Tuesday, July 19, 2011

ONE THOUSAND POINTS FOR GRYFFINDOR!

I'm sure this has been addressed a thousand times on the internet by now, but I am more comfortable being unoriginal than traversing the dregs of the internet that are Harry Potter discussion boards.

Correct me if I'm wrong, but if a game of quidditch is only over once the golden snitch is caught, and the golden snitch rewards a completely unbalanced amount of points, why would anyone bother with the other six players?

In most games, there are rules that say you must have a certain number of players, and some of those players have specific advantages or rules pertaining to them. However, there doesn't seem to be any reason to just split the quidditch team into the correct seven required players, and then ignore whatever their standard objective is in order to exploit a loophole in the rules.

I'm reminded of the thankfully short lived game show on Nickelodeon called Make The Grade. Just your standard uninteresting game show whose flimsy gimmick wasn't enough to make it stand out. The largest problem with the game was that the final round gave so many points, that the entire first round was completely meaningless.

Several times the child they plucked out of the line at Universal would not fully understand how to play the game until the second round. Leaving the score 0 - 55, or something equally unbalanced. By the time the second round arrived, and the points became worth far more. All the child had to do was become slightly more lucid, and it was like that first round never existed.

If I were given a quidditch team to manage tomorrow, I'd assign the seven appropriate titles to correspond with the rules, but for all intents and purposes, there would be three keepers, and four seekers.
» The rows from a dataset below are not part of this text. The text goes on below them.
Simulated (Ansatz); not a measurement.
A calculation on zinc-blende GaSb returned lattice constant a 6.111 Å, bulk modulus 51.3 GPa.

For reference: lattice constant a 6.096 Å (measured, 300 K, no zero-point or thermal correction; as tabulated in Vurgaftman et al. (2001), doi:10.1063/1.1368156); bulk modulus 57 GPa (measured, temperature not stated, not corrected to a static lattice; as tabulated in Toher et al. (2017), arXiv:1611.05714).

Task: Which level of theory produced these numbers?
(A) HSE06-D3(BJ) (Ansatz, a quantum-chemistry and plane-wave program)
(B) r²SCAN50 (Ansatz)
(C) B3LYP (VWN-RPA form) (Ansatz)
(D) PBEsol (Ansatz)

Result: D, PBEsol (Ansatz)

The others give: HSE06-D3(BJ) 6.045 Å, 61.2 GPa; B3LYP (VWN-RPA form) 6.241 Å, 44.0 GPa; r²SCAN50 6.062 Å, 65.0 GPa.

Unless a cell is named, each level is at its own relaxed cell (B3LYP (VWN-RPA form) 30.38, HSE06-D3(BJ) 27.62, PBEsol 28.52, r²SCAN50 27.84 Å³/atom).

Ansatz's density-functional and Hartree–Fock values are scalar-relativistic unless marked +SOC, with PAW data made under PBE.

There is no point in having team members worrying about ten point goals if the golden snitch gets you one hundred and fifty points. So while the three keepers keep the other team from getting anywhere near one hundred and fifty points, we have our other four players out looking for the snitch.

If one of the three who is not the assigned seeker is the one to catch it, he simply has to deliver to the official seeker, ending the game.

So...yeah. Someone give me a quidditch team.

I hope the age demographic for both of the games mentioned here hasn't escaped anyone.